July 24th, 2014
Hidden Relationships & Complexities of Virtual Storage
Let’s continue exploring the importance of relationships and dependencies; and look at some interesting virtual storage scenarios.
In a typical virtualized environment VMs are stored in shared virtual storage devices often called “datastores”. What is a datastore? It is usually a storage LUN provisioned to some virtualized physical hosts and it supports some virtual file system allowing storing multiple VM images. Effectively, a datastore is one shared “volume” easily accessible by all hosts. Easy to create and easy to use.
But as with any resource with limited capacity, bottlenecks happen when there are too many VMs using it. If there are several shared datastores available to hosts in a cluster, and VMs in some datastores start suffering from higher than usual storage I/O latencies, it is likely the time to address this by spreading the load across multiple shared datastores. It is not a trivial task, the idea is to find the right combination of VMs and datastores where the space, IOPS and latencies represent the right state – so VMs can get as much IOPS and space as needed and latencies are minimal. Once the placement is clear (manually it is very difficult but there are solutions which could do this for you), VMs should be moved to the appropriate datastore with lower latencies and the task is solved.
Is it really? Let’s consider 2 datastores, one has 100 VMs and experiences visibly high latencies (300 ms per VM), the other is a brand new, has only few inactive VMs and practically zero latency – a perfect target for storage vMotion. But the story could be quite different if we start exploring how these datastores are implemented and related to each other.
A LUN could represent a standalone disk drive (like a local drive in a host) or be part of a large disk array which is mapped to some RAID group. A disk array is controlled by a storage controller which is effectively a computer with multiple CPU cores, which performs many needed control and maintenance functions like disc scrubbing, compression, de-duplication, write-back caching, inter-tier load distribution, etc. While multiple LUNs could be mapped to different virtual storage arrays, several arrays could be managed by the same storage controller.
So our 2 datastores could be mapped to such LUNs. If one busy LUN experiences high I/O traffic, it could keep the controller very busy doing lots of scrubbing, de-duplication, snapshotting, etc. As the controller is shared across these 2 LUNs, the moment we move VMs to the second LUN they will start experiencing the same latencies as they are caused not by disk arrays, but by the controller itself.

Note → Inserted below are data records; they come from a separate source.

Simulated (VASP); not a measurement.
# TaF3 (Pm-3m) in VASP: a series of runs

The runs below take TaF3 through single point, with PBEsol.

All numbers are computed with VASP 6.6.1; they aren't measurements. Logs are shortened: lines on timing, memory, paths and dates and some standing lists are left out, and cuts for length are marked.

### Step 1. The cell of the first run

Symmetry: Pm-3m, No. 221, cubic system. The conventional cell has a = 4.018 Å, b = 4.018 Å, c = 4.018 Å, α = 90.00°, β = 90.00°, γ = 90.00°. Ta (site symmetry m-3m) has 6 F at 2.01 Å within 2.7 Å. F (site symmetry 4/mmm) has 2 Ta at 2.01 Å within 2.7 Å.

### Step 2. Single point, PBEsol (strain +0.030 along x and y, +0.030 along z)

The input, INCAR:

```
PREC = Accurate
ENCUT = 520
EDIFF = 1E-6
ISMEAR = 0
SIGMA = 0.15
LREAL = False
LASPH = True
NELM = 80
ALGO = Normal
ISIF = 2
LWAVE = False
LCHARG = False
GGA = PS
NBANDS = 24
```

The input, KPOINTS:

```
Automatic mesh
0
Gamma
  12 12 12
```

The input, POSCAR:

So this is the case where it is extremely important to know the relationships not only between VMs, hosts and datastores, but also between datastores, disk arrays and virtual storage controllers. Otherwise the control actions could be inaccurate and won’t guarantee the proper performance. A better solution here could be to identify a datastore managed by a less busy controller and move the load there – or if there is none, recommend to provision a new one.
This is important but still a relatively simple case. The relationship and dependency matrix could be much more complex. Just consider the NetApp CDOT – Clustered Data On Tap. It is a big shared storage infrastructure which allows implementing so called SVM, Storage Virtual Machines, implementing multi-tenant storage service offerings. This is yet another layer of dependencies and relationships on top of volumes that can add some business constraints and QoS requirements. Figuring out VM placements in such environments may become not just complex but practically impossible, as one needs to track resource consumption and constraints across multiple dimensions. And the cost of making a wrong decision could be very high as it may impact hundreds or thousands of applications.
How do you take these virtual storage dependencies into account today to guarantee workload performance? Are you even aware of them?